As I was making chocolate chip cookies with my son today, I thought of something so profound and deep — it barely surfaced.

At that precise moment when my three and three-quarters year old poured the baking powder into the blue bowl, I should have honored and listened to the Montessori urge to go write it down right then and there.

But I didn’t. I kept mixing, baking, and preparing our cookie dough.

I had spent the hour prior to this trying to engage my sick, moody, snow day cabin fevered son to bake with me. He was mad at me because I would not let him watch Phinius and Ferb — his current favorite cartoon (I really like it too). We (or rather I specifically) are trying to limit his TV watching to two hours a day. And two hours a day seems like too much as it is.
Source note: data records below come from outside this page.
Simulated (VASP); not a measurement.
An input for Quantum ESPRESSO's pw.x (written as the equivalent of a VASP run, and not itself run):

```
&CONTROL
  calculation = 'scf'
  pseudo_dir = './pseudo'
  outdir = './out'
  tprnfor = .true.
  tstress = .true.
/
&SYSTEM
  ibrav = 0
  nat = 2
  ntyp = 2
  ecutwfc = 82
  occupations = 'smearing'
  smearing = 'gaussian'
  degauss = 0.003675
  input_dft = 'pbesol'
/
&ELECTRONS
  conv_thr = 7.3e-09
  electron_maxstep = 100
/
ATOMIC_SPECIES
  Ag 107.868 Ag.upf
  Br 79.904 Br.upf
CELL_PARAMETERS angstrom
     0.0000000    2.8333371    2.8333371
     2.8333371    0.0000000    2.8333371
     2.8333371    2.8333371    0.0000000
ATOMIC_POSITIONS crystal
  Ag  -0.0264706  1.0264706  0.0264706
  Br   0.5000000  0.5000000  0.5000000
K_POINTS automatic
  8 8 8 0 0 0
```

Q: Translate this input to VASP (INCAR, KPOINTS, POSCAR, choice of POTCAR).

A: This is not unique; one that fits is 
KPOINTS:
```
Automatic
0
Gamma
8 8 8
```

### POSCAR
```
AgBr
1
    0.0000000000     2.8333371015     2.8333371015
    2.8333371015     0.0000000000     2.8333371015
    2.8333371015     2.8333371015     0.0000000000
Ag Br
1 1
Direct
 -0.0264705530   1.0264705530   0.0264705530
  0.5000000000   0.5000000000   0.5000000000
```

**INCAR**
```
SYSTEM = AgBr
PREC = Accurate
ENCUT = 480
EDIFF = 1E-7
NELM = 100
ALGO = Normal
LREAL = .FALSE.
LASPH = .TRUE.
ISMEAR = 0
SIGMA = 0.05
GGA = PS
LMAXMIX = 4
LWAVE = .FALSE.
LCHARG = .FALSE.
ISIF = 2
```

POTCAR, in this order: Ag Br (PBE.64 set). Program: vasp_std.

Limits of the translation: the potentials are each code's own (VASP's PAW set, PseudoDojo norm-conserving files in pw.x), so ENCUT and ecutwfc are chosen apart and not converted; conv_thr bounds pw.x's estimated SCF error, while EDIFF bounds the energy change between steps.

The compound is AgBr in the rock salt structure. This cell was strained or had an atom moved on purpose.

Back to my profound deep thought — it was right there ready to be  measured out in perfectly proportioned words.

1 cup of prose

1/2 tsp of poetic phrasing

1/4 tsp truthful juice

1/8 tsp of heart based memory

1 stick of beauty

The words were perfect — so perfect I thought I’d remember them exactly for sure.

But I didn’t; I don’t.

“All you have to do is write one true sentence. Write the truest sentence that you know.” 
― Ernest Hemingway

I know what my one truth was — geez it was the first line of this darn book my ancestors have placed on my insecure shoulders and it was perfect.

Here’s the understudy’s attempt (the lead actress took another gig apparently): my grandmother taught me to cook when I was four. I don’t remember, but my bones do. When I cook with my son, I remember.

My mom, grandma (Juney) and me

My mom, grandma (Juney) and me (and Shaggy and Penny. Shaggy is the the Pekingese and Penny is the German Shepard)

***

I don’t think there is a perfect way to write this story. It just has to be written. I have got lost in the research. There is just so much to say. I want to ask my grandmother so many questions that a thirty-nine year old would ask — an almost forty year old would ask. The thing is — I know one thing for sure, well actually two, maybe three:

1. My grandma loved me and I loved her.

2. You don’t get to ask your loved ones all the questions you will have.

3. You are left to wonder. And sometimes wonder is better than knowing.

I could hem and haw and stop right there. But the story wants to be told, so I will tell it best I can. I am telling it right now.

That is enough for today. The bones know. I am lucky to have had her in my life for the ten years I did. This love is baked into me. I may not remember our conversations, but I remember her perfume. I can still smell it. I remember her pajamas; I can feel them — she always wore silk. I remember her glasses; I touch them — they were pointy. I remember her legs; they were muscular — even for an old lady. She never crossed them at the knee, only the ankles — lady like.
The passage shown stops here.